While embroiled in their own scandal concerning lobbying efforts from conservative interest groups, the justices will examine the bribery conviction of a former right-hand man to the expelled governor of New York. 

WASHINGTON (CN) — Next week the Supreme Court will hear an appeal over the risk of criminalizing political lobbying efforts. 

Joseph Percoco is asking the court to overturn his 2018 conviction for bribery, arguing his work was all above board because it did not coincide with his employment by a state government. Considered an influential figure within New York’s most powerful political dynasties, Percoco served the administrations of father-and-son New York Governors Mario and Andrew Cuomo more than two decades. He had immense power in Empire State politics through his close ties with the Cuomos, and Mario Cuomo even considered him a “third son.”
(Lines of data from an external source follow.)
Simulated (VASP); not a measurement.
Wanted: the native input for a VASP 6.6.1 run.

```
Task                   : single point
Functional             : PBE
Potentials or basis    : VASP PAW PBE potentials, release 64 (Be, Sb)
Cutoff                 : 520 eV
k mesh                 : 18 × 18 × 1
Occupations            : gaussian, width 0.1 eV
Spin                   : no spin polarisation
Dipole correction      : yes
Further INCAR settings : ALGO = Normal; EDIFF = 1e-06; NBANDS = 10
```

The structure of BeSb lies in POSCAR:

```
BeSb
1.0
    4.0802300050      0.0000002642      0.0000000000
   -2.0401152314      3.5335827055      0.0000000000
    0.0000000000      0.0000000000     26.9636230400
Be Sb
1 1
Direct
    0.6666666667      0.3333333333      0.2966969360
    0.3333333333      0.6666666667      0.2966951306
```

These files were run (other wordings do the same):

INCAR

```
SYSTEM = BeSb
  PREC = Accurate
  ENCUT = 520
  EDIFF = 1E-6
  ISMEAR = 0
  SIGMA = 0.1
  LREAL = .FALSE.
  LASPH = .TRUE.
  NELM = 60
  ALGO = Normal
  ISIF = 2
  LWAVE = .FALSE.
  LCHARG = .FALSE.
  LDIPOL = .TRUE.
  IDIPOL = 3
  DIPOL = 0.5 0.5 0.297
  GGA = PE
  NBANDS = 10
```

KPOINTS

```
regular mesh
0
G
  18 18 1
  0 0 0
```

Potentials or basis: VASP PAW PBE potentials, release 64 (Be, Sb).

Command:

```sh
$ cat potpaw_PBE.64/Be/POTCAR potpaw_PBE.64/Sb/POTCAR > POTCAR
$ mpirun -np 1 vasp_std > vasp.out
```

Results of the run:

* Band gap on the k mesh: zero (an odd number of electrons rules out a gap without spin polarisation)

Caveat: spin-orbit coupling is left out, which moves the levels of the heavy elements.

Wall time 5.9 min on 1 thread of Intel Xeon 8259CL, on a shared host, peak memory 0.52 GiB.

His career came to an end, however, when it was discovered how lucrative Percoco found government work, raking in over $300,000 from companies that had business with the state. In 2018 Percoco was sentenced to six years in prison for honest services wire fraud and soliciting bribes and gratuities.

Two bribery schemes are at the heart of those convictions. In 2012, when Percoco was serving as Andrew Cuomo’s executive deputy secretary, he got his wife a job with a state lobbyist Todd Howe. Howe headed up an energy company seeking a contract with the state. After hiring Percoco’s wife as an education consultant where she worked a few hours a week for $90,000 a year, Percoco helped Howe’s energy company obtain an energy contract for the state. 

There is no dispute that Percoco was employed by the state in that matter, but his other convictions fall under a much murkier timeline. In 2014, Percoco left Cuomo’s office for about eight months to manage the governor's reelection campaign. During this time, Percoco is alleged to have helped a real estate developer avoid signing a costly labor agreement in exchange for $35,000. 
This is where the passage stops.